## 1. Introduction

[2] Different electromagnetic scattering problems have been studied in recent years. They include, but are not limited to, radar cross section (RCS) computations, antenna analysis, remote sensing, biomedicine, electromagnetic interference (EMI), and electromagnetic compatibility (EMC). In this paper, the scattering and transmission properties of finite planar frequency selective surfaces (FSS) are analyzed, along with the scattering of the complex object in free space. Simulating these problems is very time demanding, and good numerical methods are required to compute their solutions quickly and efficiently. The method of moments (MoM) [*Mahachoklertwattana et al.*, 2008; *Ye and Jin*, 2008; *Rao et al.*, 1982; *Kim et al.*, 2004; *Michalski and Zheng*, 1990a, 1990b; *Michalski and Hsu*, 1994] is one of the most widely used techniques for solving electromagnetic problems. For a large electromagnetic problem, the number of unknowns, *N*, will be large and it would be difficult to solve the matrix equation. This is because the memory requirement and computational complexity are proportional to *O*(*N*^{2}) and *O*(*N*^{3}), respectively. This difficulty can be circumvented by using the Krylov iterative method, which can reduce the operation count to *O*(*N*^{2}).
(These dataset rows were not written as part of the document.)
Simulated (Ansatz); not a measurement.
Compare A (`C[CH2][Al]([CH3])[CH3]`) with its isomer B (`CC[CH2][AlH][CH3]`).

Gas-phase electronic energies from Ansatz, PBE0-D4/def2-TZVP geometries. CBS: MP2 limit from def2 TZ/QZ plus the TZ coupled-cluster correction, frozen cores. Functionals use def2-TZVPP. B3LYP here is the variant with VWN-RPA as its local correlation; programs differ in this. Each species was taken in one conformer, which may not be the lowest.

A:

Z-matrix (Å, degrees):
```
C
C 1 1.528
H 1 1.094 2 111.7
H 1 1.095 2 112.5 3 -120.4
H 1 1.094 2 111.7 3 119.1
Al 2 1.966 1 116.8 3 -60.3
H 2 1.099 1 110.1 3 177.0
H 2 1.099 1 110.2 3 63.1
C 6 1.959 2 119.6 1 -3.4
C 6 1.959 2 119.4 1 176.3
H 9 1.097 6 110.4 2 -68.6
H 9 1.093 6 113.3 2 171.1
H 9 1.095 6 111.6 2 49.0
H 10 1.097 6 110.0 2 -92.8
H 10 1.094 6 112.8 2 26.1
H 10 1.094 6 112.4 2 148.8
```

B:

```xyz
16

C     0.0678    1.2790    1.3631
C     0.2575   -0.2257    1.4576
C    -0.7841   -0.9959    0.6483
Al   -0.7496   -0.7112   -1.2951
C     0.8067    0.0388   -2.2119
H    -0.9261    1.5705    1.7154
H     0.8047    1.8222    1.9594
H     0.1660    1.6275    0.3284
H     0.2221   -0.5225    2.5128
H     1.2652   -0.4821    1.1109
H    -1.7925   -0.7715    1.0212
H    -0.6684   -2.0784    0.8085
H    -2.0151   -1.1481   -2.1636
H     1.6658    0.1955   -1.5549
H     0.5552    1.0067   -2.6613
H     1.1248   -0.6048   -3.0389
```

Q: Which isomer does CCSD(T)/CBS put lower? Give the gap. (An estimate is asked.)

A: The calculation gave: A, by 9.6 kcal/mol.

[3] A number of fast methods have been developed to accelerate solving iterative solutions of the MoM-based electromagnetic integral equations. Most of them are based on the multilevel subdomain decomposition technique and require a computational order of*N*log*N*. One of the most popular techniques is MLFMA [*Coifman et al.*, 1993; *Chew et al.*, 2001; *Pan et al.*, 2001; *Malas and Gurel*, 2009], which has been widely used to solve very large electromagnetic problems due to its excellent computational efficiency. For the MLFMA, however, a priori knowledge of the Green's function is needed. As a result, it cannot be easily applied to analyze the layered media problems.

[4] The MDA is another popular technique for analyzing scattering/radiation problems. It makes use of the well known fact that the approximate rank of the sub-matrices is low when the sub-scatterers are sufficiently separated. In this case, the sub-matrices can be compressed [*Michielssen and Boag*, 1996; *Heldring et al.*, 2007; *Rius et al.*, 1999; *Parron et al.*, 2006, 2002, 2000, 2003; *Rius et al.*, 2006; *Bebendorf*, 2000; *Zhao et al.*, 2005; *Ozdemir and Lee*, 2004; *Hu et al.*, 2012]. The computational complexity and memory requirement of the MLMDA is *N*log^{2}*N* given by *Michielssen and Boag* [1996]. Compared to the MLFMA, the MDA is purely algebraic and therefore does not depend on the priori knowledge of the Green's function. In general, the MDA requires considerable computation time and memory. To improve the efficiency, the MDA-SVD was studied by*Rius et al.* [2008] which efficiently recompresses the matrices of MDA using the SVD technique.

[5] The aim of this paper is to present a modified MDA for solving electromagnetic problems. It utilizes SVD techniques [*Golub and Van Loan*, 1989] to recompress the matrices of MDA. Simulation results show that the modified MDA is computationally more efficient than the MLMDA and traditional MDA-SVD.

[6] This paper is organized as follows. Section 2 describes the modified MDA in detail. Section 3 provides numerical examples to show the accuracy and efficiency of the modified MDA. Section 4 provides the conclusions of the study.